Caching openSUSE repos with Squid

... and OpenWrt, in a way that requires no specific modification of clients.

Squid: squid-cache.org

How to

  • On clients in /etc/zypp/repos.d/*.repo change all https to http. (It's safe to do, because all packages are signed by repo key.)

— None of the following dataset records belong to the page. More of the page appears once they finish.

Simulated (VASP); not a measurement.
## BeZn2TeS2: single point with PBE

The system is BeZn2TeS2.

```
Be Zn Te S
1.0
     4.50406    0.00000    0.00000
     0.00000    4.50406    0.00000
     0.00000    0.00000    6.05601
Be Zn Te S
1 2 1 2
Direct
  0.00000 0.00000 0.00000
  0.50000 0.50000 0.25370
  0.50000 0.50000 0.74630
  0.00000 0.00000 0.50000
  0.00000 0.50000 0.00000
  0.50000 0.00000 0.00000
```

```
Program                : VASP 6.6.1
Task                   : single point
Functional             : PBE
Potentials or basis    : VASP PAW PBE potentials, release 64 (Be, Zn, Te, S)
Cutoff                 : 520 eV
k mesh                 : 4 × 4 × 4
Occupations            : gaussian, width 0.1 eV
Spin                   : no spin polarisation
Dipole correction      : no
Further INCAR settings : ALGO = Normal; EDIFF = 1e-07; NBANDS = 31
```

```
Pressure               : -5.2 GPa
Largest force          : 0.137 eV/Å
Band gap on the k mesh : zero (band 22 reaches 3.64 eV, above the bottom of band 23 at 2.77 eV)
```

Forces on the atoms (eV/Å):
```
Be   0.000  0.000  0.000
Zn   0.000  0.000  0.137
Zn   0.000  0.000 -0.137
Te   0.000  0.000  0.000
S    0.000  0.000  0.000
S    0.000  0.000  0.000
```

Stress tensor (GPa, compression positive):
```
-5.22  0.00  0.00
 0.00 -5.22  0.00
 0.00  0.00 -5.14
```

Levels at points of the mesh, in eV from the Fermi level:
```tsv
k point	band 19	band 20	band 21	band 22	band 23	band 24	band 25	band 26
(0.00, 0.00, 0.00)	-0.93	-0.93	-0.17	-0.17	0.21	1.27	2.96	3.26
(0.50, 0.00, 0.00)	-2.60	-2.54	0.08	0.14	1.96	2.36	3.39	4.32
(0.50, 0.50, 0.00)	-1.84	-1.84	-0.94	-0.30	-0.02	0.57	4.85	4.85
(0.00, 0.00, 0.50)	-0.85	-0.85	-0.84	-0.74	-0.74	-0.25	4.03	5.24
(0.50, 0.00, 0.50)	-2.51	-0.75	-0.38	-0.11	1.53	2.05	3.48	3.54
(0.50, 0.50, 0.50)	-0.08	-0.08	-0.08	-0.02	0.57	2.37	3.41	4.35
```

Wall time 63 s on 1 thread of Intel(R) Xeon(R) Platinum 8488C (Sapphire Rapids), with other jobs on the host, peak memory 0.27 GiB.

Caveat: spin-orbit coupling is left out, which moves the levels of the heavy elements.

  • On OpenWrt install bash, curl, squid and luci-app-squid and attach some external disk for extra space. Alternatively you can install Squid on any other machine in your network.

  • Add to squid.conf:

    maximum_object_size 1024 MB
    cache_dir aufs /mnt/data/squid <CACHE_SIZE> 16 256
    refresh_pattern \.rpm$ 10080 90% 43200
    http_port 3129 intercept
    url_rewrite_program /path/to/redirect.sh
    

    For <CACHE_SIZE> see cache_dir documentation.

  • redirect.sh:

    #!/bin/bash
    
    doo_regex='^http://download.opensuse.org/'
    
    while read -r url extras; do
        if [[ "$url" =~ $doo_regex ]]; then
            location="$(curl -s --head "$url" \
                | grep -E "^Location: " \
                | sed -e 's/^Location: \(.*\)\r$/\1/' \
                      -e 's/^https:/http:/')"
            if [[ -n "$location" ]]; then
                echo "OK url=\"${location}\""
            else
                echo "ERR"
            fi
        else
            echo "ERR"
        fi
    done
    
  • Configure OpenWrt port forwarding:

    This will redirect all outgoing http connections to Squid intercepting socket.

    /etc/config/firewall:

    config redirect
            list proto 'tcp'
            option name 'squid'
            option target 'DNAT'
            option src 'lan'
            option src_dport '80'
            option dest 'lan'
            option dest_ip '192.168.1.1'
            option dest_port '3129'
    

    Change dest_ip if you have installed Squid on different host.

Backstory

My internet connection over LTE and with monthly transfer limits forced me to optimize my downloads. I have two computers running openSUSE Tumbleweed, which as a rolling release distro has a lot of updates. Downloading them twice is an obvious waste of resources.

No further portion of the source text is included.